These conclusions evoke a tension I have explored in my last several blog posts: the idea that writing, like talk, may be better "locally managed" (Canagarajah, 2007). Unlike the pro- position I took last week on the codification of ELF grammar as a way of empowering L2 writers seeking publication in academic journals, I am hesitant, like Hyland & Tse (2007), to prescribe the learning of lexical items from "on high," and this for a very practical reason: as advocates of our students' success, we want to make sure any time they spend hunched over a compendious tome is well spent. It is easy to imagine our students dutifully memorizing all 570 of Coxhead's word families, only to find that their efforts have not resulted in as great a payoff as they had hoped.

Wednesday, February 22, 2012

ELF and World Englishes: Different dishes, or different cuisines?


This week I am reviewing Seidlhofer's (2009) article articulating her concern with the tendency among some in the academic world to separate ELF (English as a Lingua Franca) from the World Englishes (WE) paradigm discussed by Braj Kachru (1985). Some scholars, it would seem, even find the two views incompatible (Seidlhofer, 2009). However, as Seidlhofer effectively argues, the two paradigms have more in common than one might think: they are both dedicated to subverting the current monolingual paradigm which currently holds sway over much of the world and elevates "native speaker varieties" of English such as North American, British, and Australian English(es). Although WE and ELF differ in terms of which of Kachru's "circles" each is primarily concerned with (WE tends to focus on the Outer Circle while ELF is primarily concerned with the Expanding Circle), this distinction should not separate the two fields of scholarship, according to Seidlhofer.

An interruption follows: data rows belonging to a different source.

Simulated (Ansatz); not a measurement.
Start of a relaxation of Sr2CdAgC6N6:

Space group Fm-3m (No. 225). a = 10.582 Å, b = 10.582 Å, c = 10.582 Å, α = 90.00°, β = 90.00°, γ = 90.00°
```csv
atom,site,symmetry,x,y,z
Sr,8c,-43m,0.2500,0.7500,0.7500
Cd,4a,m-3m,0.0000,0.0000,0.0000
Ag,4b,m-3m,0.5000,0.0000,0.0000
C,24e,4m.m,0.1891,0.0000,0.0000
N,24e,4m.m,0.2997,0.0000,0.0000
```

To be sure, tensions exist between WE and ELF. Through Bamgbose (1998), Seidlhofer makes an argument for the eventual descriptive codification of ELF. Already we see a conflict with the  theoretical bent of Canagarajah (2007), who de-emphasizes standards because each NNS-NNS interaction is something made up on the spot, the particulars of which are negotiated by the participants as the interaction unfolds. Kachru (1985) himself, on the other hand, does not eschew prescriptivism or codification, even endorsing it in some contexts.

With respect to writing in the academy, I tend to agree with Kachru: I don't believe it works well to extend Canagarajah's theory, based as it is on spoken interaction, to second language writing. If we theorize, for example, the submission of an article by a non-native writer to an English language journal as such an interaction (albeit a textual one), we instantly have problems because of the power differential between writer and audience. Unlike interactions among ELF speakers, where every participant is on equal footing linguistically, the two parties in the writer-journal interaction are grossly unequal. This inequality makes the interaction less a conversation between individuals and more a form of "institutional talk" (Cameron, 2001) in which the supplicant is constrained as to what sort of interactive moves he or she is allowed to make.

To ground this theory a bit, if the journal holds all the power in determining what sort of linguistic deviation it will tolerate in submissions accepted for publication, then there can be no negotiation - prescriptivism is handed down or not, according to the whim and ideology of each individual publication. However, if there were a codified standard for written English that conformed to an ELF/WE and not a monolingual paradigm, a submission could not be rejected for deviant use of articles or omission of the singular third person marker morpheme -s, because these minor deviations do not serve as barriers to communication. In other words, while codification constrains, it also grants rights to the speaker/writer which otherwise would not be available.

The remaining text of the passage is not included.